That gets the Southwest Corridor Park Conservancy and the Friends of Copley Square each a leather wallet at Neiman Marcus...

Did we forget a k or some zeroes or something???

That's what I get for posting this late. Hopefully I don't forget a k or some zeroes or something in this post...
 
From PR Newswire:

Work will begin soon adjacent to Neiman Marcus, both above ground and below ground, to construct the foundation of the 52-story Copley Residential Tower, whose structural frame will begin to rise above Neiman Marcus in 2018. Work will also begin on a two-story high atrium that contains 40,000 square feet of additional retail and restaurant space and faces Stuart Street. This atrium will provide direct access to Copley Place, Neiman Marcus, and the new retail and restaurant space.
 
Wow super long timeframe on this one...where does that put completion? 2021?
 
Announced in 2006. Supposed to start rising by 2018. Embarrassing.
 
Announced in 2006. Supposed to start rising by 2018. Embarrassing.

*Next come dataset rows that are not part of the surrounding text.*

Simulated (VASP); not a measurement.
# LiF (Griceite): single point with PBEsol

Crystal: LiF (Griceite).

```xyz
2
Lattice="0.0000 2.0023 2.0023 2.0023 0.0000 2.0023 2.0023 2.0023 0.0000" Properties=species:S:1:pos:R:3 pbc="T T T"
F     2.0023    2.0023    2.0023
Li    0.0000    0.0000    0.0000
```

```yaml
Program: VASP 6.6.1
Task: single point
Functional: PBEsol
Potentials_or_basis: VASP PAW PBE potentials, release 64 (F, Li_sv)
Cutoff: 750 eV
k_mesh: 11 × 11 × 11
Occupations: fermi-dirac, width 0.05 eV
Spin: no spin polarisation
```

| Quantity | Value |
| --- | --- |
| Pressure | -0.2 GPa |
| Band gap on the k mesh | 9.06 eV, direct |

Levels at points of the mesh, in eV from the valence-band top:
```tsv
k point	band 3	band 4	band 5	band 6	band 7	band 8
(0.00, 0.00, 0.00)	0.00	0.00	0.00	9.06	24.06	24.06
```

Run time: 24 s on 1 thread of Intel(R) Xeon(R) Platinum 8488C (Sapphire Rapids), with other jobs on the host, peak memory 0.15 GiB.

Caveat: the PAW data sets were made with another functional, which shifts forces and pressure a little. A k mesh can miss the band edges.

That's two years of underpinning the tower by building supports in an active Interstate tunnel. That's also about 4 years of the Great Recession, which began just as the project was trying to find financing.

This is one of the two greatest construction booms Boston has ever seen, and you're still finding a way that it can be "embarrassing".
 
That's two years of underpinning the tower by building supports in an active Interstate tunnel. That's also about 4 years of the Great Recession, which began just as the project was trying to find financing.

This is one of the two greatest construction booms Boston has ever seen, and you're still finding a way that it can be "embarrassing".

That leaves 6 years of sitting around with their thumbs up their butts. The overall boom isn't embarrassing. The fact that some of these buildings have taken 12 years to get out of the ground is. Remnants of the damage Menino caused to this city. We have a major housing shortage and costs are out of control because construction was artificially held back due to constant NIMBY ass-kissing.

Even now, on the steps of the greatest boom in Boston's history, the rug could be pulled out any second. That's what happens when everything TAKES SO F***ING LONG TO GET APPROVED!!!!! "A bird in the hand is better than 2 in the bush."
 
I agree completely that Bostons process of approving new projects is embarrassing and costs the taxpayers HUNDREDS OF MILLIONS, but this is positive news.


The article says the tower will rise in 2018, but that construction the base will begin as planned in 2016. Working on a complicated site like this likely requires a year to two years of prep work (see 1 Dalton St).

If they actually start work on the tower this Fall as planned, that means this project is happening. And that is amazing and something I was skeptical would ever happen. Huge positive.
 
Podium prep continues:




Inside, the Copley Place mall renovations seem to be wrapping up, but it doesn't seem like a major change - just white wash (like what's going on in the Pru), new drop ceiling, and updated lighting fixtures. I was expecting something dramatic, but it definitely feels more fresh.



Notice the abrupt end in renovations, presumably because this is where they'll begin the cut for the tower above:




Looks like they're getting ready to mount something to the walls of the atrium:



They're tearing up the old red marble and putting in new flooring:





Some tile porn:







Aaaand then the abrupt reminder of what was there before:


 
That mall blows without Rizzoli Books, the news stand, the movie theatre, and the Chinese restaurant upstairs.
 
Working in Rizzoli in the late 1980s was a more valuable experience than any classes I took at Boston Latin.

And I got my ass kicked by Stanley Kubrick, Jean-Jacques Beineix, Jim Jarmousch, and the Coen Brothers in those theatres.